Lenexa uses hotel tax revenues to cover costs of Public Market operations

At just over a year old, Lenexa’s Public Market has become an eating and drinking destination at City Center.

With the Lenexa Public Market wrapping up its first full year of operation, city staff and leaders are making plans to keep the space financially stable for the next few years.

The Lenexa council agreed in a 7-0 vote during its Dec. 18 meeting to make up the difference in Public Market revenues and expenditures for the rest of 2018 and all of 2019. Councilmember Thomas Nolte was absent.

The council’s action authorizes the transfer of funds from the Tourism and Convention Fund to the General Fund for Public Market operations for this year and next year.

Denise Rendina, communications director for Lenexa, said the council’s action “retroactively” makes up the difference in costs from 2018 and proactively covers the difference in 2019, Rendina said.
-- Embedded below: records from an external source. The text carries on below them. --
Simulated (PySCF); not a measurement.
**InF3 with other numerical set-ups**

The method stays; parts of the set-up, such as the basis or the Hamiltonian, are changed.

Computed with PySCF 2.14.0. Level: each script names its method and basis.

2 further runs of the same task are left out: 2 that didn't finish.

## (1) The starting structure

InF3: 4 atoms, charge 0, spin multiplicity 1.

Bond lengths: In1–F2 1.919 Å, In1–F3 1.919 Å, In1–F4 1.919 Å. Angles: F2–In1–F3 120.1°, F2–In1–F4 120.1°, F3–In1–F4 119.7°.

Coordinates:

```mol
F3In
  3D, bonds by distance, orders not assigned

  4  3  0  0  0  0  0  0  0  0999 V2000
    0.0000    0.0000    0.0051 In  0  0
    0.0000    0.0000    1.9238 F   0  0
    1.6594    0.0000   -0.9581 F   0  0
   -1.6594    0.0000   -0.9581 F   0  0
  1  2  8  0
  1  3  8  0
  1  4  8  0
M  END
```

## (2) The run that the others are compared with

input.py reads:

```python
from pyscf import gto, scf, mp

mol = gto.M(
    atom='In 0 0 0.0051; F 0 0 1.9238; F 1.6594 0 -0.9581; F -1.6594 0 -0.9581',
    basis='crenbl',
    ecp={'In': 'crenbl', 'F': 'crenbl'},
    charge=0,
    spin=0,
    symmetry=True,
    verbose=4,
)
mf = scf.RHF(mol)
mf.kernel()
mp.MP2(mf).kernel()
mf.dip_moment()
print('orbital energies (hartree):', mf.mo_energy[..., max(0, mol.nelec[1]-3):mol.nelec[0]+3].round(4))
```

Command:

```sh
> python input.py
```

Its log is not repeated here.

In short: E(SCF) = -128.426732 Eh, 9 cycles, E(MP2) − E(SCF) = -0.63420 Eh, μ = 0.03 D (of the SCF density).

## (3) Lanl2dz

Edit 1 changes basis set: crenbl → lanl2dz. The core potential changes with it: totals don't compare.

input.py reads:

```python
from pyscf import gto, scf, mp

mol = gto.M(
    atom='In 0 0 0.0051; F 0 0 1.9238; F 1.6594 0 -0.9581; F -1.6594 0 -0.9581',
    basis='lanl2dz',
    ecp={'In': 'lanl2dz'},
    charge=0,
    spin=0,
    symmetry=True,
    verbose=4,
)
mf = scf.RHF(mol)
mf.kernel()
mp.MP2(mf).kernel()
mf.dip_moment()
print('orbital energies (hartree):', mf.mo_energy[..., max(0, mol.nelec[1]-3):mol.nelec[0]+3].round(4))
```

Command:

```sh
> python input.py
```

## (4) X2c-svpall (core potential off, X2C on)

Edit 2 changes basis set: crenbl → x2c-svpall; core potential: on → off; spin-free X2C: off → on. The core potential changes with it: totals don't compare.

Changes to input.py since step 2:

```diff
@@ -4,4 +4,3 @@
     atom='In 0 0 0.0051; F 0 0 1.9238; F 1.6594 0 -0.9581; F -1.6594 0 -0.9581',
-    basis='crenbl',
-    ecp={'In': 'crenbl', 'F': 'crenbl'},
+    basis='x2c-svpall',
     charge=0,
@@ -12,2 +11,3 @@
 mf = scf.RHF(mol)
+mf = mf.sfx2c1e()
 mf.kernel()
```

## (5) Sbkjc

Costs have exceeded revenues, but city staff anticipate that as the Public Market grows in popularity, the difference will decrease.

“We knew that for the first three years or so, until we have more density in here, that it would take some time for it to grow,” Rendina said.

Deputy city administrator Todd Pelham said the Transient Guest Tax revenues make up a shortfall of about 40 percent of the difference in the Public Market’s costs and revenues. The Public Market operates on a roughly $300,000 budget; expenses can be cut in the future as city staff works out the kinks in the new concept, he added.

An exact amount of funds making up the difference for 2018 is unknown until the city’s finance staff have finished processing all transactions at the end of this year, Rendina said.

Because the Public Market is considered a destination spot for City Center and Lenexa as a whole, it makes sense that the city would fund it through the convention and visitors bureau, Rendina said.

The fund balance in the Tourism and Convention Fund was $1.59 million as of Nov. 30. Lenexa’s reserve balance has grown in recent years because of increased Transient Guest Tax revenues from new hotels — from $834,000 in 2016 to $1.4 million in 2018. City staff anticipates projected revenues for next year to be $1.76 million.

“We’ve had multiple new hotels being built, so we had the luxury of saying, ‘What’s the best use of that money for economic development and for tourism right now?’ And we feel like the Public Market is a really good match for that,” Rendina said, citing recent media attention on the city’s unique Public Market concept.